Coupled with the fact that the new DW chapter tactics allows rerolls of wounds of 1 against a specific battle role, I would say that Primaris gained a lot in effectiveness.
Sad that the autoboltstorm gaunlet is left out of the SIA, shooting twice with Aggressors with hellfire would have been fun.
I was also personally hoping for the Assault Bolters would get it as well, but it seems it only affects Intercessors and Reivers.
I'm not scared of max range hellblasters and my point about situational 2 damage was not addressed. It doesn't really matter if any particular poster agrees. Lots of players do agree and these kinds of weapons are becoming more common. Whicb hurts primaris. A lot.
I'm seriously considering swapping the DA half of my list for DW primaris. Stalker bolt pattern with SIA sounds really nice against all these invul save packing heavies I keep encountering.
Martel732 wrote: I'm not scared of max range hellblasters and my point about situational 2 damage was not addressed. It doesn't really matter if any particular poster agrees. Lots of players do agree and these kinds of weapons are becoming more common. Whicb hurts primaris. A lot.
Yeah, okay. Your point won't be addressed because the premise is false and you contradict yourself in the first sentence. Kind of difficult to argue against that - you've managed to gish gallup your way to a point, though, so that's something at least.
Disintegrators are certainly a problem. Autocannons much less so. A ravager firing at primris marines in the open kills 2.22 of them, and a stalker kills 1 - though it's better against inceptors.
Stalkers are a legitimately good pick vs dark eldar and necrons, for sure. I'd expect to see more of them, but it's not a huge worry.
Plasma isn't brilliant against dark eldar, but it's far from useless. Range is an issue, but fortunately the DE often want to come fairly close. You can still do really serious damage to them even at long range, because their planes are made out of nothing.
I nearly always overcharge plasma, except if there's a negative hit modifier in play. I sometimes use wisdom of the ancients to give me rerolls of 1, sometimes my captain, and sometimes if I really have to I just risk it.

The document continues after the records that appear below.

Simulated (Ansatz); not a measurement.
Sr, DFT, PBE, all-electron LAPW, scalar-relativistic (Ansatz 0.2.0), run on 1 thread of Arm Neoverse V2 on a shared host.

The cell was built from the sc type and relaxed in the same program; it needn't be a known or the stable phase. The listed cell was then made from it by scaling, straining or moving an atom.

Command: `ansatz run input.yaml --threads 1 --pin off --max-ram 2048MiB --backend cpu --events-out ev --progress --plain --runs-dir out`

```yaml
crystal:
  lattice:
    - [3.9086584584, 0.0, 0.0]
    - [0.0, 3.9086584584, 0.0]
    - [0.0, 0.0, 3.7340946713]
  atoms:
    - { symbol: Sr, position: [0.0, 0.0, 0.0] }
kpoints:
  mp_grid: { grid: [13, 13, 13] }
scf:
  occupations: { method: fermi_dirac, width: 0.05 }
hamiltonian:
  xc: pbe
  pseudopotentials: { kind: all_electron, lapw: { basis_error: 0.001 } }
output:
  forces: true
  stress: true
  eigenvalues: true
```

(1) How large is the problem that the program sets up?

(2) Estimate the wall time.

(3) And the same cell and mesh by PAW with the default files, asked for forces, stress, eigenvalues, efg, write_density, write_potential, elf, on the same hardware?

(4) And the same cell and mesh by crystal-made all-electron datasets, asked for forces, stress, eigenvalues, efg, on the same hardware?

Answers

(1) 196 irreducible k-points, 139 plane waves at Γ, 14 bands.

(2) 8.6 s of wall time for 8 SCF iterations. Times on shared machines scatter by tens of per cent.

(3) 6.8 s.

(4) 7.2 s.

Mandragola wrote: Disintegrators are certainly a problem. Autocannons much less so. A ravager firing at primris marines in the open kills 2.22 of them, and a stalker kills 1 - though it's better against inceptors.
Stalkers are a legitimately good pick vs dark eldar and necrons, for sure. I'd expect to see more of them, but it's not a huge worry.
Plasma isn't brilliant against dark eldar, but it's far from useless. Range is an issue, but fortunately the DE often want to come fairly close. You can still do really serious damage to them even at long range, because their planes are made out of nothing.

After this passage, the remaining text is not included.